Friday, August 5, 2011

CCLaP intersection spotlight thing Take One - Karen the Small Press Librarian.


With CCLaP's fourth anniversary rapidly approaching the center is receiving all sorts of well-deserved attention and adulation. In general, we couldn't be more excited about this, but we are especially excited because so much of the attention is coming from venues we quite dig, the first of which is an interview recently posted on the Karen the Small Press Librarian blog run by TBWCYL, Inc. favorite Karen Lillis. Now, how about some excerpt? Word.


How has the reception been for the e-books you’ve published so far? I’m not trying to single out your authors, but more to ask how you reached out and found an audience, and what you learned about how to find your readers in between Book #1 and Book #4.

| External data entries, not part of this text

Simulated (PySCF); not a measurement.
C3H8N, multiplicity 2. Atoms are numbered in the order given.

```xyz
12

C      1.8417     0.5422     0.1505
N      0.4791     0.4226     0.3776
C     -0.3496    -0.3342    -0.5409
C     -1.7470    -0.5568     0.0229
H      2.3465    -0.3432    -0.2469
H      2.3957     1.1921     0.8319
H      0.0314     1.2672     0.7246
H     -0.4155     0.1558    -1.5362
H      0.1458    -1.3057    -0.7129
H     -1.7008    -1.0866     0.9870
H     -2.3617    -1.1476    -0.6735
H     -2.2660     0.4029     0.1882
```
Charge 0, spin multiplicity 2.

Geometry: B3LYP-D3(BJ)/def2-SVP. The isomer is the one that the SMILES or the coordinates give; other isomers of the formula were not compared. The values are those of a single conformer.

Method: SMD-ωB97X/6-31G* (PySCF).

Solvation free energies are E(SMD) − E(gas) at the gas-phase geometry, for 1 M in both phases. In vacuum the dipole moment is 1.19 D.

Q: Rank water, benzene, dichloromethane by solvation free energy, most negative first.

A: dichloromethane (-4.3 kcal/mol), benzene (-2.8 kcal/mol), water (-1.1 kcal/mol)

When I talk to my friends who run more traditional basement presses about this subject, it looks pretty certain that in general terms, CCLaP is generating the same amount of paying customers from the ebooks as they are from their paper books, which as most people know is nothing to sneeze at but no great shakes either. The nice thing, though, is that since the ebooks are released under a "pay what you want" scheme, it means that our paying customers only make up around 25 percent of the book's total readership; and so if you're talking just about how many eyeballs the center's books are getting in front of, you can think of it in general terms of about three to four times the amount of a typical basement press. The biggest lesson I've learned so far about gathering an audience is that this stuff really does fall along traditional age lines to a great extent; so that is, whenever I publish a middle-aged author with a middle-aged audience, downloads of the electronic version are always smaller than a title by a twentysomething with a college-aged audience, even when that book will often generate the same amount of press and interest away from the internet. The adoption of ebooks is truly a generational issue, I'm slowly learning.